I ran a BBS in the 90s, nothing big but it had a small local community, some of them just users (lusers) and some of the sysops of other boards. I only had one phone line but call waiting would just kick the user off if I got a call. It was really easy to one up, I was running Renegade but there were quite a few different systems that you just basically turn on and you're up. I spent way too much time customizing each menu with ANSI art for each menu and trying to pimp out the UX. There were multiplayer games and file boards and message boards and you could live-chat with the sysop or other users if the board had multiple phone lines. My buddy called long distance to Kansas to some warez board to download a paint program and ran up a huge phone bill. It was magical and so much fun. Internet still has not achieved that kind of decentralized p2p in the mainstream. Plug a Raspberry Pi into your cable modem and build your own little board, give access to whoever you want. Would be pretty cool to me, but I don't know if I'm just old and nostalgic or if anybody else would actually want to do it. But yeah, wild wild west was the best.

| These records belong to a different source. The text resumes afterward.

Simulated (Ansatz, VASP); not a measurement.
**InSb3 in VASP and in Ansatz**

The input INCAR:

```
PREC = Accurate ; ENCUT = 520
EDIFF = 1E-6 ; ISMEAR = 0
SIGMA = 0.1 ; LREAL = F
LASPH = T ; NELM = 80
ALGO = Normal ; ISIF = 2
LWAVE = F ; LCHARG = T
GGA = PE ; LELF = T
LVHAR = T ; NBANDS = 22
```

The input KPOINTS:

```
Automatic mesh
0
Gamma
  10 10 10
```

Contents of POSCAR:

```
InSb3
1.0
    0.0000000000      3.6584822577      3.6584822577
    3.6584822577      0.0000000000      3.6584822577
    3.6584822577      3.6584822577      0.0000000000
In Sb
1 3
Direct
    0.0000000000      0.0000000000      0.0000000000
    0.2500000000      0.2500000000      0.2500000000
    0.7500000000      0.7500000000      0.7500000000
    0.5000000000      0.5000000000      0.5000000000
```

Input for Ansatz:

I ran a small board. Was fun but tried to do too much on 1541 (mods (games), and messages). I miss the 800 backdoors people put on party lines on. Hitting a newspaper box in a certain spot so it would open free. BBS meetups. War dialing. Local zines that were really cool programs
There were private FTP and IRC bots, DC++, etc. Private Minecraft and other game servers are still pretty common.
> Internet still has not achieved that kind of decentralized p2p in the mainstream.
BBSes were never mainstream. Personal computing in the 80s and early 90s was not mainstream. This is the insurmountable problem in trying to recapture that experience.